Color and Illusion: The Still Lifes of Juan Gris

The first U.S. exhibition in over 35 years dedicated to Spanish artist Juan Gris highlights his pioneering and revolutionary contributions to the Cubist movement by focusing on his fascination with subjects drawn from everyday life.
The Baltimore Museum of Art and Dallas Museum of Art co-organize the first U.S. exhibition in over 35 years dedicated to the Spanish artist Juan Gris, Color and Illusion: The Still Lifes of Juan Gris. The exhibition highlights the artist’s pioneering and revolutionary contributions to the Cubist movement by focusing on his fascination with subjects drawn from everyday life.
Through more than 40 paintings and collages that span all major periods of the artist’s evolving practice, Color and Illusion reveals the transformation of Gris’s innovative style and principal motifs from 1911 until 1927, the year of his tragically early death. His exquisite compositions explore the boundary between abstraction and representation, tension and stasis, color, and form.
About Juan Gris
Born José Victoriano Carmelo Carlos González Pérez in Madrid, Juan Gris (1887-1927) was one of the primary contributors to the development of Cubism in the early 20th century. Though he was championed by art dealers Daniel Kahnweiler and Léonce Rosenberg and writer and art collector Gertrude Stein, who considered him “a perfect painter,” Gris’s pivotal role within the movement has often been overshadowed by his better-known cohorts Pablo Picasso, Georges Braque, and Fernand Léger.

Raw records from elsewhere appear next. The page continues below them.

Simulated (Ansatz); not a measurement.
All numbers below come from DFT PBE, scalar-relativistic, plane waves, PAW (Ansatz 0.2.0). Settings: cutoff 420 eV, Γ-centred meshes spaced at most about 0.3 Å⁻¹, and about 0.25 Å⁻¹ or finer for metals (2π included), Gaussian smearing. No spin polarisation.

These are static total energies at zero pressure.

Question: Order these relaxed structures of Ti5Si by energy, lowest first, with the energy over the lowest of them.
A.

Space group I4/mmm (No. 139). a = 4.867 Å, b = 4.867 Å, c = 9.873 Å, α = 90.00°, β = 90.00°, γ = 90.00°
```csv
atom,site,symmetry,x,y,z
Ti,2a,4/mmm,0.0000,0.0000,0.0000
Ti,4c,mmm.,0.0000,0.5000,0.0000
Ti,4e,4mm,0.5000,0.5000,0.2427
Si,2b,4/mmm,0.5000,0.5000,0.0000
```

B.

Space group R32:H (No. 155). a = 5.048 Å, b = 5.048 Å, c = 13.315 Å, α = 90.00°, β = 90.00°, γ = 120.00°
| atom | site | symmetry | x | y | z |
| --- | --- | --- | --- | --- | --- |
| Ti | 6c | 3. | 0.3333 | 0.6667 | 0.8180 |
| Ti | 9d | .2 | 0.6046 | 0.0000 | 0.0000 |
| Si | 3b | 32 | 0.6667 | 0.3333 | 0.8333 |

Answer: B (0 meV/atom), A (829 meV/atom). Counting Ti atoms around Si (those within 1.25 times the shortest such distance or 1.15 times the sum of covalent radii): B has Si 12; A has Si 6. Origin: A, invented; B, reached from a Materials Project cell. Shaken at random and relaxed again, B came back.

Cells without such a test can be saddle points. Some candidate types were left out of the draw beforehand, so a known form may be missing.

His works are among the movement’s most original and inventive, building upon early Cubist precedents with experimental and exquisite still-life compositions distinguished by their vibrant colors, bold patterns, and a constantly shifting approach. By bringing together nearly 40 of Gris’s most distinctive still lifes from major European and American collections, Cubism in Color reveals the virtuosic range of the artist’s short yet prolific career, illuminating his boundary-pushing contributions to Cubism.